Overcrowding in Ontario jails puts mental strain on correctional officers

Workers get assaulted, commit suicide, finds report

Overcrowding in Ontario jails puts mental strain on correctional officers

"We've also lost a number of staff who have died by suicide over the last year," said one correctional officer in Ontario.

"You've got climbing inmate counts and then you've got staffing shortages, it's just a recipe for disaster,” said Chad Oldfield, a corrections spokesman for the Ontario Public Service Employees Union, in a report from The Canadian Press.

Overall, Ontario jails are overcrowded, and this leads to trouble for correctional officers, according to the report.

Correctional officers are increasingly assaulted, Oldfield said, and operational stress injuries and post-traumatic stress for the guards is on the rise. 

Between 2016 and 2022, Correctional officers are third among occupations with approved work-related stress injury claims registered with the Workplace Safety and Insurance Board, just behind police officers and paremdics, according tio the report., citing data from WSIB.

Just many people are in provincial jails in Ontario?

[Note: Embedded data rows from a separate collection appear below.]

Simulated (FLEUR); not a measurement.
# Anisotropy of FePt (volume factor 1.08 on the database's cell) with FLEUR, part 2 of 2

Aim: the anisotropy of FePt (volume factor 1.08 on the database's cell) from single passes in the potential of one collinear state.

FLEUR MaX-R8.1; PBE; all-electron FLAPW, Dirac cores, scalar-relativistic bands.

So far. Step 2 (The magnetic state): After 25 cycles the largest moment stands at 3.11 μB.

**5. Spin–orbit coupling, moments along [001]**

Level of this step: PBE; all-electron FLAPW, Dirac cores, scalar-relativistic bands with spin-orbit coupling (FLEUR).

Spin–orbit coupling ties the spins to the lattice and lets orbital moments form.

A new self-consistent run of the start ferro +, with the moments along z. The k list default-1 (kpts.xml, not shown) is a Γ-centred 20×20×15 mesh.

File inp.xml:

As of Sept. 30, 2023, there was an average of 8,889 people in provincial jails, far more than the 7,848-person capacity. Overall, the jails were operating at 113 per cent capacity at that time.

For example, Maplehurst Correction Complex in Milton, Ont., was operating at 134 per cent capacity. It had an average inmate population of 1,188 but official capacity for 887, noted The Canadian Press in the report posted on CBC.

Elgin-Middlesex Detention Centre in London, Ont., was operating at 133 per cent capacity, with an average 471 inmates while having operational capacity for 353.

And South West Detention Centre in Windsor, Ont., was operating at 129 per cent capacity, with 337 inmates but space for only 262 people.

Navalpreet Kaur Dhillon, in his Master’s Thesis at the California State University (CSU), noted: “Overcrowding in prisons increase violence against correctional staff as well as among inmates. It can be inferred that staff assaults and batteries and inmate-on-inmate assaults and batteries happen more frequently in overcrowded prisons because there is a shortage of staffing in prisons.”

Solicitor General Michael Kerzner, who is responsible for Ontario's jail system, did not answer repeated questions about jail population numbers or the province's plans to deal with overcrowded institutions, according to The Canadian Press.

Instead, he talked about hiring 1,000 more correctional officers and touring jails.